I have a Dask-MPI cluster with 4 workers, a 3D grid dataset loaded into a Dask array, and chunked into 4 blocks. My application requires that I run exactly one task per worker, and preferably with one block per task. The trouble I'm having is getting the the blocks distributed across the cluster in a reliable, reproducible way. Specifically, if I run array.map_blocks(foo), foo runs on the same worker for every block.
Client.rebalance() seems like it should do what I want, but it still leaves all or most blocks on the same worker. As a test, I attempted rechunking the data into 128 blocks and running again, which causes 7 or 8 of the blocks to move to a different dataset. This hints that Dask is using a heuristic to decide when to move blocks automatically, but doesn't give me a way to force an even block distribution.
Here's a simple test script I've been trying (connecting to a cluster with 4 workers/ranks).
#connect to the Dask scheduler
from dask.distributed import Client, Sub, Pub, fire_and_forget
client = Client(scheduler_file='../scheduler.json', set_as_default=True)
#load data into a numpy array
import numpy as np
npvol = np.array(np.fromfile('/home/nleaf/data/RegGrid/Vorts_t50_128x128x128_f32.raw', dtype=np.float32))

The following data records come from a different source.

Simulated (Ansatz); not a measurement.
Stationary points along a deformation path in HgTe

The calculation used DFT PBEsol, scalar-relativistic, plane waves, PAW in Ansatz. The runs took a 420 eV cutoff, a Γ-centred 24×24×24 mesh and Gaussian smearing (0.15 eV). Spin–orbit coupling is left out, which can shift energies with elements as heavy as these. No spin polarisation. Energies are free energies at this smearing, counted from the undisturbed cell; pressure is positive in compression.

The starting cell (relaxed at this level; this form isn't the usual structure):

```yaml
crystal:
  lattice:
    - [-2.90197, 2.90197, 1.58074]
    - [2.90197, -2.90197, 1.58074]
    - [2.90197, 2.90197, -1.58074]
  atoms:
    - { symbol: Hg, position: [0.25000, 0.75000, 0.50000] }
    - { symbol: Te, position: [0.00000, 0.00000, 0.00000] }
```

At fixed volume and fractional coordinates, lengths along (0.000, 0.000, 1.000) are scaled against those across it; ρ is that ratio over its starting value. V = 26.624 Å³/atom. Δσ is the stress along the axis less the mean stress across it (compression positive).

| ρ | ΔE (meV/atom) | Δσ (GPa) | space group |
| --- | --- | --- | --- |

npvol = npvol.reshape([128,128,128])
#convert numpy array to a dask array
import dask.array as da
ar = da.from_array(npvol).rechunk([npvol.shape[0], npvol.shape[1], npvol.shape[2]/N])
def test(ar):
from mpi4py import MPI
rank = MPI.COMM_WORLD.Get_rank()
return np.array([rank], ndmin=3, dtype=np.int)
client.rebalance()
print(client.persist(ar.map_blocks(test, chunks=(1,1,1))).compute())
Over a few dozen test runs, this code returned a block on rank 3 once, and has had all blocks on rank 0 otherwise.